Despite A Bumpy Tenure, Holder Had A Broad Impact
Eric Holder's arrival in early February 2009 had all the hallmarks of a homecoming. Justice Department employees fatigued by scandals in President Bush's second term greeted Holder with sustained applause.
The Senate was receptive too, confirming him on a 75-21 vote and officially making him the first African-American attorney general in U.S. history.
But soon after he took the helm at Justice, Holder ran into headwinds — at times generated by his own words.
Republicans in Congress and cable TV networks pounced when Holder, in his first speech at the Justice Department after taking office, said the United States was "a nation of cowards" when it came to the topic of race. It would be years before the White House wanted Holder to speak openly about race again.
It wasn't the only backlash he faced in his tenure, but his years also were marked by big criminal prosecutions and significant shifts in Justice Department priorities.
After a massive explosion on an oil rig off Houston in April 2010 led to the largest oil spill in U.S. history, the Justice Department led the criminal investigation. It eventually reached a $4 billion settlement with BP, the company running the rig at the time of the accident.
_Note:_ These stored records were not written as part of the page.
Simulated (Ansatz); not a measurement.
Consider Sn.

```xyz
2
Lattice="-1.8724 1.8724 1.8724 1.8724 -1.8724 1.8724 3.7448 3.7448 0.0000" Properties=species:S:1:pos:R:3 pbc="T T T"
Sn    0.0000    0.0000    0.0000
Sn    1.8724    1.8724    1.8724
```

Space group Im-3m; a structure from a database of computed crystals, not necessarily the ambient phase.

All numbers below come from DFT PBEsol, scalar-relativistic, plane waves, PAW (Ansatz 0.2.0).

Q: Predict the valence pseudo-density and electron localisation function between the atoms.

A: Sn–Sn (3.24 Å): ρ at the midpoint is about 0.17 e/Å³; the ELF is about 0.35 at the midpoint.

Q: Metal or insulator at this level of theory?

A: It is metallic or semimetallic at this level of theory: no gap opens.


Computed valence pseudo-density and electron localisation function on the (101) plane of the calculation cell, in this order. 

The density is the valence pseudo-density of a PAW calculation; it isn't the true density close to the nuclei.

"BP has agreed to plead guilty to all 14 criminal charges," Holder said in announcing the agreement, "including responsibility for the deaths of 11 people and the events that led to an unprecedented environmental catastrophe."
Prosecutions against individual executives at the oil giant BP — including two men who were on the Deepwater Horizon rig when it exploded in the Gulf of Mexico — are still moving through the courts.
But 2008's Wall Street crisis was the big one that got away for Holder, whose Justice Department never engineered a reckoning for any individuals responsible for the financial collapse.
That's still a source of anger for many — including former congressional aide Jeff Connaughton.
"Did the department ever organize a timely, purposeful, concerted investigation of Wall Street executives?" Connaughton asks. "The answer is no."
Charles Ferguson, whose documentary on the mortgage meltdown won an Academy Award in 2011, used his turn at the awards ceremony to make this point.
"I must start by pointing out that three years after a horrific financial crisis caused by massive fraud, not a single financial executive has gone to jail," Ferguson said. "And that's wrong."
Eventually Holder started paying more attention — asking more questions — and demanding that the mortgage team meet every two weeks for updates.
The Department of Justice did rack up huge monetary settlements from major firms — including Bank of America, JPMorgan and Citigroup — but no individual executive got prison time.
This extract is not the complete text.